GROUNDWATER-DRIVEN INTERMITTENCY REGIMES IN THE ARKANSAS RIVER, KANSAS

Non-perennial rivers and streams provide many important ecosystem services, including supporting wildlife and providing water to society. However, most non-perennial stream research has focused on small, headwater catchments with minimal human activity. As a result, much less is known about groundwater-surface water interactions and their relation to flow and intermittency in larger, human-impacted rivers. Here, we investigate the historical patterns and drivers of stream intermittency in a large (7th order) reach of the Arkansas River near Larned, KS, USA using multi-decadal streamflow, groundwater level, and stream stage data.

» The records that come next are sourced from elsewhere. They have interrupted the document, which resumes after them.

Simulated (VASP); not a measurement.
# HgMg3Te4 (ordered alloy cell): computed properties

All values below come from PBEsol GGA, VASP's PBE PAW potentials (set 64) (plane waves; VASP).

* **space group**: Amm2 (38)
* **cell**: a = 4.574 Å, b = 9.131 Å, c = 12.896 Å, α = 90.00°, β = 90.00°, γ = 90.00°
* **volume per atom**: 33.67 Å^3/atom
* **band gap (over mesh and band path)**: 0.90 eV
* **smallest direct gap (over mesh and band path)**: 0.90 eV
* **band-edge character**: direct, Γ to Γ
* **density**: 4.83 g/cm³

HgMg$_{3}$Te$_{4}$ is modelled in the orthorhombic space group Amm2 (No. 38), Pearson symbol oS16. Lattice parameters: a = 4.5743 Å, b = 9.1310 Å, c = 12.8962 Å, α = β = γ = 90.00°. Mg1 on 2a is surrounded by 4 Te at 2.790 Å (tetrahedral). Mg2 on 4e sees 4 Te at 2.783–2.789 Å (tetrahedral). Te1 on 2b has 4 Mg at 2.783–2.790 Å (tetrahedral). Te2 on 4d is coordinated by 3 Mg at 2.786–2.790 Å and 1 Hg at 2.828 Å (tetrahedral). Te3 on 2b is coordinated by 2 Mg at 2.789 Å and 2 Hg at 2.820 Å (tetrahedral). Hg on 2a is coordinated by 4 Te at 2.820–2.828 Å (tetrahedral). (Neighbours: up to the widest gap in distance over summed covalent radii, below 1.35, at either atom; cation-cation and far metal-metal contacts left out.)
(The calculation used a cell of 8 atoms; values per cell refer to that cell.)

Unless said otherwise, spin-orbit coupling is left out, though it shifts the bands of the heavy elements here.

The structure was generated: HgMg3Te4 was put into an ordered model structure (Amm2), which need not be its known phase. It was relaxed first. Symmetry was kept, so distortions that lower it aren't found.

We found that the river has two distinct hydrologic regimes: a ‘wet regime’ characterized by near-continuous flow, and a ‘dry regime’ characterized by near-continuous no-flow conditions, with these regimes lasting months to years. Transitions between wet and dry regimes occur when alluvial aquifer water levels fall below (or rise above) the streambed elevation for wet to dry (or dry to wet) transitions. These transitions are associated with the long-term (annual and longer) climatic water balance, as prolonged precipitation deficits cause alluvial aquifer levels to fall and the stream to transition from wet to dry. Agricultural pumping in the underlying High Plains aquifer also contributes to long-term declines in alluvial aquifer levels and stream intermittency due to slow leakage through a semi-confining layer, but the net impact of downward leakage on alluvial aquifer levels and flow is less clear. In contrast, shorter-term (monthly to seasonal) climatic variability most strongly influences flow conditions when water levels in the alluvial aquifer are at or near the streambed elevation. Combined, this indicates that there is a complex interplay between top-down (climatic) and bottom-up (pumping) controls on intermittency in this large river, both of which can have long time lags before their impacts are felt on streamflow.